In 2012, 52% of Federal revenues came from exports of energy carriers, with gas supplying around 1/3rd of this. Still, pressure is rising. Russia's 2014 budget is balanced at around USD115-117 per barrel, which more than 5-times higher than 2006 when its budget balanced at around USD21-22 per barrel. In its revised Budget plan for 2014, based on performance over January-April 2014, Russia expects federal budget revenue of 14.238 trillion rubles (an increase of 668.3 billion rubles compared to the previously published budgetary estimates). This includes additional oil and gas revenue of 1.567 trillion rubles, up 952.1 billion rubles on previous. Moscow expects a federal budget surplus of 278.6 billion rubles in 2014. On the other hand, Russian Government actual revenues rose 10 % y/y in Q1 2014, primarily due to foreign exchange effects of ruble devaluation (dollar up, dollar revenues from exports translate into more ruble revenues). Which means that, assuming the price of Urals-grade crude stays at USD104 per barrel and if ruble/dollar exchange rate stays at around 35.5 rubles to the dollar (ca 10 % devaluation on 2013), then Russian federal budget is likely to show a forecast surplus despite lower economic activity.

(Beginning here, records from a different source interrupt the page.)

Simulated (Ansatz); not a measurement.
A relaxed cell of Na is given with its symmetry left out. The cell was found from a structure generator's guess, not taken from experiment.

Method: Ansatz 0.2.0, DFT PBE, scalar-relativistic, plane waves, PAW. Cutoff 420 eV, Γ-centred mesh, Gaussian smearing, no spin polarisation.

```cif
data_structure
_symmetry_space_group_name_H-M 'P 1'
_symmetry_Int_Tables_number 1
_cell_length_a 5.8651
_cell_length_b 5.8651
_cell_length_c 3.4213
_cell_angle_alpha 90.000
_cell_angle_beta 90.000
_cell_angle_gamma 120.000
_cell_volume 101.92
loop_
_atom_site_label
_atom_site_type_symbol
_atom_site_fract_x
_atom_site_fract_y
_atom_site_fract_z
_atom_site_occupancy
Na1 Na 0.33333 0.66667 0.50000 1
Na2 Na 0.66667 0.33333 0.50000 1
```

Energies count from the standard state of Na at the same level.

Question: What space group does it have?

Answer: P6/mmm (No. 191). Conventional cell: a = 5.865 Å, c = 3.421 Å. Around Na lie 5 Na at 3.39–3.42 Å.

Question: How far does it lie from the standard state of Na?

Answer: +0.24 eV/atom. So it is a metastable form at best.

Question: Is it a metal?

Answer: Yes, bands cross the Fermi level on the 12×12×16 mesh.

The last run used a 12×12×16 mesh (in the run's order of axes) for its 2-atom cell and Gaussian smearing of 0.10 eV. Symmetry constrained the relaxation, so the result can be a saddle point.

Back in October 2013, India and Russia reiterated that they will continue collaborating on developing direct ground links for oil and gas transports. Indications are, the issue was mentioned at the latest BRICS summit. India imports ca 35% of its gas consumption. Interestingly, in this area, Russia can squeeze out Turkmenistan. The proposal for a USD9 billion Turkmenistan-Afghanistan-Pakistan-India gas pipeline is currently finding it difficult to raise funding and sign a consortium lead. The project ran pitches in London, Singapore and New York but failed to attract an international major to join. India is now looking to Russia for developing a gas pipeline, similar to the oil pipeline, via China. India is already linked into Russian oil and gas industry. Back in 2011, Indian FDI into Russian energy sector totalled USD6.5 billion, with USD2.8 billion invested in Sakhalin-1 and is seeking a stake in Sakhalin-3. India is also looking to invest some USD1.5 billion in the Russian Yamal peninsula. Yamal holds one-fifth of global natural gas reserves. Last, but not least, India is trying to get off the ground gas liquefaction offshore projects in Russia for shipments to Indian market.

Source: http://www.dailykos.com/story/2009/10/29/798609/-Building-A-Pipeline-Energy-Politics-In-Afghanistan

Here is a far-reaching possibility: India, Russia and China creating a joint/shared infrastructure system that links Russian and Central Asian oil and gas to India and China. The net losers in such a scenario will be the US (due to lower cost of LNG in Asia-Pacific), Australia (major supplier of LNG to Korea and China) and Europe. Azerbaijan, on the other hand, is likely to link up with the BRICS-led transport network, although it might require the country to sign up to the EEU.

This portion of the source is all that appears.